Innocent Graves is the eighth novel in Peter Robinson's Inspector Banks series, following on from Dry Bones That Dream.
A murdered girl. Dark Secrets. Deadlier lies.
One foggy night, Deborah Harrison is found lying in the churchyard behind St Mary’s, Eastvale. She has been strangled with the strap of her own school satchel.
But Deborah was no typical sixteen-year-old. Her father was a powerful financier who moved in the highest echelons of industry, defence and classified information. And Deborah, it seemed, enjoyed keeping secrets of her own . . .
With his colleague Detective Constable Susan Gay, Inspector Alan Banks encounters many suspects, guilty of crimes large and small, in his search for the killer. And as he does so, plenty of sordid secrets and some lethal lies begin to emerge . . .
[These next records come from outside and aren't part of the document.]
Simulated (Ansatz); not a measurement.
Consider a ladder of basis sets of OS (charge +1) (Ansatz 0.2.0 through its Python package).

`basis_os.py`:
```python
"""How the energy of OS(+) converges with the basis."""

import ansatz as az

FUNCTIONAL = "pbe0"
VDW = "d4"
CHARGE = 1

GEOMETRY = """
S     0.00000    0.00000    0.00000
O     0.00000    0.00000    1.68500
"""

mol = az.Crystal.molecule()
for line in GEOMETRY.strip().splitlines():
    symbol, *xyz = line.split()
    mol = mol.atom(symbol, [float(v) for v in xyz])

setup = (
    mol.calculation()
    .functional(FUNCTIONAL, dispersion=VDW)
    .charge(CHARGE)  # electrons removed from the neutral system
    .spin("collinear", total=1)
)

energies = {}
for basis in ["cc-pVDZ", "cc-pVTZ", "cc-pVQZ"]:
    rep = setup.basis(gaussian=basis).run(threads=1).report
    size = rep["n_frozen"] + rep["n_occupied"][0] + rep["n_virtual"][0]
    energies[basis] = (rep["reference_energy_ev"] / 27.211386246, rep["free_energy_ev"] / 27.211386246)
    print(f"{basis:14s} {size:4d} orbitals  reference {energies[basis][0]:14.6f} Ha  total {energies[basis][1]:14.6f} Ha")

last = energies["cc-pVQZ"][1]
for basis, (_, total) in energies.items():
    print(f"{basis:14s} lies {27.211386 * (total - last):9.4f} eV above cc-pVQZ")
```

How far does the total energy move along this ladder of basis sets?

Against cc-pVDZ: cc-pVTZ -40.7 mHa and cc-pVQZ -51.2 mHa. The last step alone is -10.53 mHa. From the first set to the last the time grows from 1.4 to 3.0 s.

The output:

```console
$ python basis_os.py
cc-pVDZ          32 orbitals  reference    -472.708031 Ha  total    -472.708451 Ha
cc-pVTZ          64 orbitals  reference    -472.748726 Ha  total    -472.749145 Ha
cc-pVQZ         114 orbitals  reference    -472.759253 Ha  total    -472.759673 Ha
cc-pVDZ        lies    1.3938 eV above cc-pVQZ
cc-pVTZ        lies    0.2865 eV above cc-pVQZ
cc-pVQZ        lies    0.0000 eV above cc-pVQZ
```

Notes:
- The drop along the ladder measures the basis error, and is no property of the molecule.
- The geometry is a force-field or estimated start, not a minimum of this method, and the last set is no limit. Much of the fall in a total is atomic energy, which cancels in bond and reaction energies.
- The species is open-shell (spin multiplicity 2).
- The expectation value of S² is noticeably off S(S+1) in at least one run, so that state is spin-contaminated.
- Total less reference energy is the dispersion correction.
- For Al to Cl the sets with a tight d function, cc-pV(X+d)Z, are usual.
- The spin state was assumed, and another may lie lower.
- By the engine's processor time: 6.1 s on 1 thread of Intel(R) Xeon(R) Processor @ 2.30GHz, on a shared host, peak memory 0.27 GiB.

The Inspector Banks series became the British ITV drama DCI Banks. Innocent Graves is followed by the ninth book in this Yorkshire-based crime series, Dead Right.
PUBLISHERS WEEKLY
Moving his ever dependable Yorkshire-based copper, Alan Banks (Final Account, 1995, etc.), to the periphery of this work, the equally dependable Robinson focuses instead on the tragic plight of a possibly innocent man charged with murder. In the process, Robinson adds another level of nuance to his already fully dimensioned fiction and takes a quantum leap as a writer. A schoolgirl is murdered on church ground. Her school bag is left open, and her clothes are disturbed. The local vicar is already embroiled in a sex scandal, and his adulterous wife is wandering drunkenly through the grounds when the body is found. Without a decent motive, but with a plethora of damning evidence, Banks is led to one Owen Pierce, a moody young schoolteacher. Pierce is revealed as a man with enough minor aberrations in his life to fashion a believable criminal. His smutty tastes in literature, photography and teenage women invite easy condemnation, and he is further burdened with a past lover who nurses a deep grievance against him. If Banks has occasionally appeared a shade too decent and placid in past works, this eighth appearance finds him with a new, sharper edge. Banks is still a kindly enough soul, but he knowingly occupies a world that has suddenly become more richly treacherous.